Re: [PATCH v3 07/21] x86/fpu/xstate: Introduce helpers to manage dynamic xstate buffers

From: Bae, Chang Seok
Date: Tue Feb 02 2021 - 23:11:34 EST


On Jan 27, 2021, at 02:41, Borislav Petkov <bp@xxxxxxx> wrote:
> On Wed, Jan 27, 2021 at 01:23:57AM +0000, Bae, Chang Seok wrote:
>> The xstate buffer may expand on the fly. The size has to be correctly
>> calculated if needed. CPUID provides essential information for the
>> calculation. Instead of reading CPUID repeatedly, store them -- the offset and
>> size are already stored here. The 64B alignment looks to be missing, so added
>> here.
>
> /me goes and digs into the SDM.
>
> Do you mean this:
>
> "Bit 01 is set if, when the compacted format of an XSAVE area is used,
> this extended state component located on the next 64-byte boundary
> following the preceding state component (otherwise, it is located
> immediately following the preceding state component)."
>
> So judging by your variable naming, you wanna record here whether the
> buffer aligns on 64 bytes.
>
> Yes, no?

Yes, you’re right.

> How about a comment over that variable so that people reading the code,
> know what it records and do not have to open the SDM each time.

Okay, how about:

This alignment bit is set if the state is saved on a 64B-aligned address in
the compacted format buffer.
"

>> Maybe:
>> "When the buffer is more than this size, the current mechanism is
>> potentially marginal to support the allocations."
>
> Where do you get those formulations?!
>
> Are you simply trying to say that for buffers larger than 64K, the
> kernel needs "a more sophisticated allocation scheme"?
>
> I'd suggest you try simple formulations first.
>
> And why does it need a more sophisticated allocation scheme? Is 64K
> magical?
>
> Also, I'm assuming here - since you're using vmalloc - that XSAVE* can
> handle virtually contiguous memory. SDM says it saves to "mem" and
> doesn't specify so it sounds like it does but let's have a confirmation
> here pls.

Yes, correct.

>>>> +#define XSTATE_BUFFER_MAX_BYTES (64 * 1024)
>>>
>>> What's that thing for when we have fpu_kernel_xstate_max_size too?
>>
>> The threshold size is what the current mechanism can comfortably allocate
>> (maybe at most). The warning is left when the buffer size goes beyond the
>> threshold. Then, we may need to consider a better allocation mechanism.
>
> As above, why?
>
>> Although a warning is given, vmalloc() may manage to allocate this size. So,
>> it was not considered a hard hit yet. vmalloc() failure will return an error
>> later.
>
> And that warning is destined for whom, exactly?
>
> When can that state become more than 64K?
>
> What is that artificial limit for?
>
> A whole lot of questions…

Okay, let me try to explain..

The threshold here could be more than that. But the intention is a heads-up to
(re-)consider (a) a new allocation mechanism and (b) to shrink the memory
allocation.

Also, the AMX state size is limited to (a bit less than) 64KB and it was
discussed that vmalloc() will be okay with AMX [2].

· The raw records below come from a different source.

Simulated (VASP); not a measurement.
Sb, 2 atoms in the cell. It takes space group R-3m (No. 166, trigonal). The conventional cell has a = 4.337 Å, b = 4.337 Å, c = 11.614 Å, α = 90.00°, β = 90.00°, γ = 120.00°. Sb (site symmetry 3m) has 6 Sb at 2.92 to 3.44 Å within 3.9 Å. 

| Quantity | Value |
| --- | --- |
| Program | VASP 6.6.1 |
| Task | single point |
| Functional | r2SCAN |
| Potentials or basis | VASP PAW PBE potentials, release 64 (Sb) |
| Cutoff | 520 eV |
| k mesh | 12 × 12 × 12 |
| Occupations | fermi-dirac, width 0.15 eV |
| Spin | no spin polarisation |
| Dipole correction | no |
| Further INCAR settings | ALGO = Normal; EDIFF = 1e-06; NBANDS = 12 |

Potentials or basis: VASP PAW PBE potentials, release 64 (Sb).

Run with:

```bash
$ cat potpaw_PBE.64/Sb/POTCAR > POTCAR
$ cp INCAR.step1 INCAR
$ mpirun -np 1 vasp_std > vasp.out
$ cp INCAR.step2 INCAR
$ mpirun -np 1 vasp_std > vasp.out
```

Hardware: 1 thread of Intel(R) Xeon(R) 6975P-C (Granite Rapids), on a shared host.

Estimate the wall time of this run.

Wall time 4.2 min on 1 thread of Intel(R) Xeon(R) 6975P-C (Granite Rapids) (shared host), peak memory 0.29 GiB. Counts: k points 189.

DaveH, correct me if I'm wrong.

>>>> + state_ptr = vmalloc(newsz);
>>>> + if (!state_ptr) {
>>>> + trace_x86_fpu_xstate_alloc_failed(fpu);
>>>
>>> WTH is that tracepoint here for?
>>
>> While it returns an error, this function can be on the path of NMI handling.
>
> How?
>
> You're allocating an xstate buffer in NMI context?!

Oh, sorry. The typo could make it confusing here -- s/NMI/#NM/.

>> Then, likely only with the “unexpected #NM exception” message. So, logging a
>> tracepoint can provide evidence of the allocation failure in that case.
>
> Who's going to see that tracepoint, people who are tracing the system
> but not normal users.

Maybe it is possible to backtrack this allocation failure out of #NM handling.
But the tracepoint can provide a clear context, although limited to those
using it.

>> PATCH9 introduces a wrapper that determines which to take. It simply returns
>> state_ptr when not a null pointer. So, the logic is to use the dynamic buffer
>> when available.
>
> Why not allocate the xstate buffer by default instead of being embedded
> in struct fpu?

Indeed, this is the most preferred way on one hand. But there was a change to
the current allocation approach by Ingo about 6 years ago [3].

So, I’m wondering his current thought on this suggestion.

> You're already determining its max_size and you can use that to do the
> allocation. Two buffers is calling for trouble.

But if so, every task will consume 8KB (or up to 64KB) with AMX. Bad is the
waste of memory for those not using the state at all.

>> [1] https://lore.kernel.org/lkml/69721125-4e1c-ca9c-ff59-8e1331933e6c@xxxxxxxxx/#t
>
> Ok, I read that subthread.
>
> The reasoning *why* we're using vmalloc() needs to be explained in a
> comment over alloc_xstate_buffer() otherwise we will forget and that is
> important.

Maybe:

If the task with vmalloc()-allocated buffer tends to terminate quickly,
vfree()-induced IPIs may be a concern. Implement cache may be helpful on this.
But the task with large state is likely to live longer. So, use vmalloc()
simply.
"
Let me know if this is not enough.

Thanks,
Chang

[2] https://lore.kernel.org/lkml/CALCETrW8u5rUsZvoo5t4YtC+4boBVcK__-srtA1+-YX06QYD1w@xxxxxxxxxxxxxx/
[3] https://lore.kernel.org/lkml/1430848300-27877-56-git-send-email-mingo@xxxxxxxxxx/